I updated our ESXi hosts to NVIDIA-VMware-460.32.04-1OEM.670.0.0.8169922.x86_64_vib and our Windows 10 Images to 461.33_grid_win10_server2016_server_2019_64bit_international.exe and now I can no longer provision any instant clone desktops. Its the usual UKNOWN_FAULT_FATAL - No GPU capable host available for provisioning with grid profile grid_m10-1b error.
The VMs themselves won’t initialise the display driver and are falling back to the default Windows SVGA drivers. The hosts themselves won’t even run the nvidia-smi command (Failed to initialize NVML: Unknown Error).
Both drivers are from the latest release - NVIDIA-GRID-vSphere-6.7-460.32.04-460.32.03-461.33.zip and are therefore at parity (one would assume!).
Any ideas what I can do. We’re running Dell R740 servers with 4 x Tesla M10 cards in each.
I now only have a single host left with all our VDI’s running on it!
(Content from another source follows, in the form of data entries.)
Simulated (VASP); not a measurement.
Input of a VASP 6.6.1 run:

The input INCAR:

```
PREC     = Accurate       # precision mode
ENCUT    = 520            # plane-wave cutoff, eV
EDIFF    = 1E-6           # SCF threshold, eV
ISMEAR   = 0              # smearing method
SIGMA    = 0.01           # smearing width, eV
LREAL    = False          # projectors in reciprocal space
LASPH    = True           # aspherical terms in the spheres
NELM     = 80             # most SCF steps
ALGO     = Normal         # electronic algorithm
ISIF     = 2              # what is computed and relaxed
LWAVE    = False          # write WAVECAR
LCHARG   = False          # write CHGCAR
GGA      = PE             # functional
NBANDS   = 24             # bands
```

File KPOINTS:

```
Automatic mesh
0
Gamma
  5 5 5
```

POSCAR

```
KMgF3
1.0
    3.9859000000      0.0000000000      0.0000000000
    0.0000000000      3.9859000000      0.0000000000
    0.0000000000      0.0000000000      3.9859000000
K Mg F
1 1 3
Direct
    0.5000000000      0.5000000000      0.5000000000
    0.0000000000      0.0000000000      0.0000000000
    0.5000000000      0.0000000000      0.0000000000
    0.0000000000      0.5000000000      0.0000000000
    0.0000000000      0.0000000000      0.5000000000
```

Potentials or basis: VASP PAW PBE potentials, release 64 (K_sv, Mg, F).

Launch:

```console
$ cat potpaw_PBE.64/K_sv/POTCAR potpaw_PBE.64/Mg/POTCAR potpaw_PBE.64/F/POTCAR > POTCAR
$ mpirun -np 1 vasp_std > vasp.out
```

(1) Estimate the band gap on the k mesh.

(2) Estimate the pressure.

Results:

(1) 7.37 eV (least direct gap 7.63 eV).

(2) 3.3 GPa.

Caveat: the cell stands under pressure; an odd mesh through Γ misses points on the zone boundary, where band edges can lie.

Can anyone else out there who is using 12.0 or 12.1 drivers in vSphere confirm they are working for them. I have tried for 3 days now to get this working without any success. I have removed the VIBs rebooted, re-added the VIBS via the zip package with esxcli software vib install -d and just the vib itself with esxcli software vib install -v. DMESG shows no issues whatsoever as if the driver has loaded and vmkload_mod -l | grep nvidia confirms the driver is loaded…
I have confirmed SR-IOV setting is enabled in the BIOS and IOMMU settings as well. Previous drivers work fine. Just not 12.0 or 12.1 which is a pain as we need Windows 10 20H2 support.
It sounds like the issue is with the VM side, not with Hypervisor side. Have you tried building a clean VM, install the new vGPU driver and Horizon agent with Direct Connect (save you creating a Pool on the Connection Server) and seeing if that works?
What vGPU profile are you using on your VMs?
I’m running 12.0 and 12.1 on multiple environments, but I’m running 7.0 U1C and 7.0 U2 so it’s not a fair comparison, but in those environments there are no issues.
Thanks for your input. Unfortunately as I described as soon as the VIBs are installed on the ESXI instances the ‘Graphics’ section under the host configuration in vSphere shows the GPU’s with 0.00B memory and the nvidia-smi command reports (Failed to initialize NVML: Unknown Error). Therefore the issue is likely with the drivers themselves and ESXi 6.7.0 (16713306).